France: UN review should condemn setbacks to rule of law in fight against terrorism

15/01/2018
Press release
en fr

Geneva - Paris, 15 January 2018 - During its third Universal Periodic Review (UPR), United Nations’ Member States should call on France to stop sacrificing rights at the altar of fear following the 2015 and 2016 terror attacks. Exceptional measures of 2015, now fully instated, have been used in a disproportionate and discriminatory manner, and failed to prove their effectiveness.

The UPR is a UN mechanism that exposes States to international scrutiny over their human rights record, enabling other countries to express concerns and to make recommendations for improvement.

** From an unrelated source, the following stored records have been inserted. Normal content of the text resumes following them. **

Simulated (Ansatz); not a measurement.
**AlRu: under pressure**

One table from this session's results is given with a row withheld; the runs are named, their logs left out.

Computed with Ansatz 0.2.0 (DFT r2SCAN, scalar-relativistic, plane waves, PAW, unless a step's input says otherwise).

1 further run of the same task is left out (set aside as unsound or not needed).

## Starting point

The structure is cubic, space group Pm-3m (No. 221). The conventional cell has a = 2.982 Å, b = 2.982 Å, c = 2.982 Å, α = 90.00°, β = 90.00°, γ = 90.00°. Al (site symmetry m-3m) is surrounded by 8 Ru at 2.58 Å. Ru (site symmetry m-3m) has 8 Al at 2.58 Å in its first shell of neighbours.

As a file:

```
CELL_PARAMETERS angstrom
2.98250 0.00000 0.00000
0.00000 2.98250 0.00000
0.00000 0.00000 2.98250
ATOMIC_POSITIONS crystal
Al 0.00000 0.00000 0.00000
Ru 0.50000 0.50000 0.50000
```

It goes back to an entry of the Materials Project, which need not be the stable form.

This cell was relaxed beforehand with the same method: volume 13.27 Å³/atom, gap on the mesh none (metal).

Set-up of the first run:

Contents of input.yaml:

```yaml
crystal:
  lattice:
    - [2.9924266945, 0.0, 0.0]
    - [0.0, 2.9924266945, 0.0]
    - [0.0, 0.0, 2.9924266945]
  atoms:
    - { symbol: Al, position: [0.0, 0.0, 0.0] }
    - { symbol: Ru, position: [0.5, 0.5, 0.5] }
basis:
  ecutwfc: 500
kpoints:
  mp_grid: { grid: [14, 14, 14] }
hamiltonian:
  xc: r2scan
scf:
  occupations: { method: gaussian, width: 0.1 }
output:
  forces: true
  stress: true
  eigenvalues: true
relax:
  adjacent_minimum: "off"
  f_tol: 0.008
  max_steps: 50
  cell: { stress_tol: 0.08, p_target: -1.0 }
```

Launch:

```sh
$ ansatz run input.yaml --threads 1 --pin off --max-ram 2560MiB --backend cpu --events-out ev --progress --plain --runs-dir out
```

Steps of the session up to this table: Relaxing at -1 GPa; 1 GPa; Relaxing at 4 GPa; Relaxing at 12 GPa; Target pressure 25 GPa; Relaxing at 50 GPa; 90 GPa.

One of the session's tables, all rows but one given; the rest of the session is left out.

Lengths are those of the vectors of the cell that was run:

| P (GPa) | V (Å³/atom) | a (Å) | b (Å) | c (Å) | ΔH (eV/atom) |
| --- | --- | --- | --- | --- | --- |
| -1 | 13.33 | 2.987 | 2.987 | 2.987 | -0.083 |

«The UN review comes at a time when individual rights and the rule of law in France are seriously being challenged by counter-terrorism measures implemented after the 2015 and 2016 terrorist attacks » said Michel Tubiana, Honorary President of LDH. «UN Member States should sound the alarm that liberty, equality and fraternity, values which are at the core of France’s democratic tradition, are at real risk.»

The French government’s response to the 2015 terrorist attacks, a 22 months-long State of Emergency followed by the incorporation of exceptional emergency measures into ordinary criminal and administrative law, is not only discriminatory and harmful to individual rights and the rule of law, but also ineffective [1]. FIDH and LDH research shows that out of the 4600 perquisitions undertaken under the State of Emergency, only 20 were related to terrorism, 16 of which were related to apology. Counter-terrorism measures have also been used to condone discrimination practices, as they have targeted disproportionately certain individuals and groups which were already marginalised in the French society, and continue to fuel confusion and stigmatization based on ethnic origin or religion. The French Supreme Court itself condemned the State for what it concluded constituted abuse of discriminatory identity checks by police officers.

The now permanent legislation of 30 October 2017 on counter-terorrism [2], further undermined the rule of law by sidelining the judiciary in favour of the administrative authorities, including for individual measures of administrative control and surveillance, visits and seizure, thus limiting judicial oversight over them.

France’s UN review is timely and critical, as options to revise or abrogate this law are limited at the national level, and a review by the Conseil Constitutionnel, the last-resort judicial oversight body, could be fruitless, its members being directly appointed by the executive and legislative branches of government.

«France is now in a situation where exceptional measures seriously restricting human rights and fundamental freedoms have become permanent in the name of combating terrorism. UN members should use this opportunity to remind France that human rights are an intrinsic part of the fight against terror and that this should not be used as an excuse for violating international obligations» concluded Dimitris Christopoulos, President of FIDH.